On Fri, 21 Jan 2011 01:35:15 -0800 Patrick Horgan <phorgan1@gmail.com> wrote:
On 01/20/2011 12:52 PM, Mostafa wrote:
On second thought, is there really a need to access the underlying data of utf8_t? I argue that having a view of the underlying data via iterators accomplishes just as much(*), and is more inline with the stl tradition of containers and iterators, not to mention the better encapsulation it affords the interface. Do clients really need to know, and potentially develop a dependency on, the fact that utf8_t (for now?) is really just a wrapper for std::string?
What type would be returned by operator* on the iterator for a utf8_string? [...]
Which iterator? ;-) As I'd envisioned it, there would be three: an element iterator using char, a code-point iterator using char32_t, and a true character iterator using a custom class. The custom class might be ugly and hard to work with, but would be guaranteed to do the right thing.
There's a lot of other issues. Assuming it has the same interface as std::string how would you do max_size()? How about the comparison operators? [...]
max_size would have to operate on char elements, as there's no other accurate answer. Comparison operators would either operate on code-points or, through Boost.Locale, characters.
What would the equivalent be for utf8_string? For the above, the rhs is in effect converted to basic_string for the comparison. For a utf8_string, what if the rhs doesn't convert to utf-8? Should there be some conversion facet able to be specified for the rhs?

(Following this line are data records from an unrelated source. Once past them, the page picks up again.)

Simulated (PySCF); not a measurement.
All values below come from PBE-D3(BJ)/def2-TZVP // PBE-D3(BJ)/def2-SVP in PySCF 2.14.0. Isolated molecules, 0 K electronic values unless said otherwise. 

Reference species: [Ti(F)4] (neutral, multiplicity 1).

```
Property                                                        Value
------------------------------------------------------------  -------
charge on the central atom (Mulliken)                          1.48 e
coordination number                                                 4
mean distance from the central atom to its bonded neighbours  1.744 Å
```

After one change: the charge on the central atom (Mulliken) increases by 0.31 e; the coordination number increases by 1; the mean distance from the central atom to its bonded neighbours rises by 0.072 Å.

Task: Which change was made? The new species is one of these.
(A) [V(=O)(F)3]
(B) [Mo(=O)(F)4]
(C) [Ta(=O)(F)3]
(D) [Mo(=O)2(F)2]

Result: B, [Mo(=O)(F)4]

The more people discuss it, the more I think automatic conversions from std::string to the UTF types is the wrong way to go about it. It would be convenient, and would do the right thing in 90% of cases -- but it would do absolutely the *wrong* thing in the other 10%, where the std::string does *not* contain the encoding that the UTF constructor assumes. And most developers wouldn't think about that until they ran into it the hard way, after their programs were in widespread use.
std::string's comparison operators are supposed to take linear time. [...]
Obviously the hypothetical boost::string would have some slight differences from std::string. It would have to. -- Chad Nelson Oak Circle Software, Inc. * * *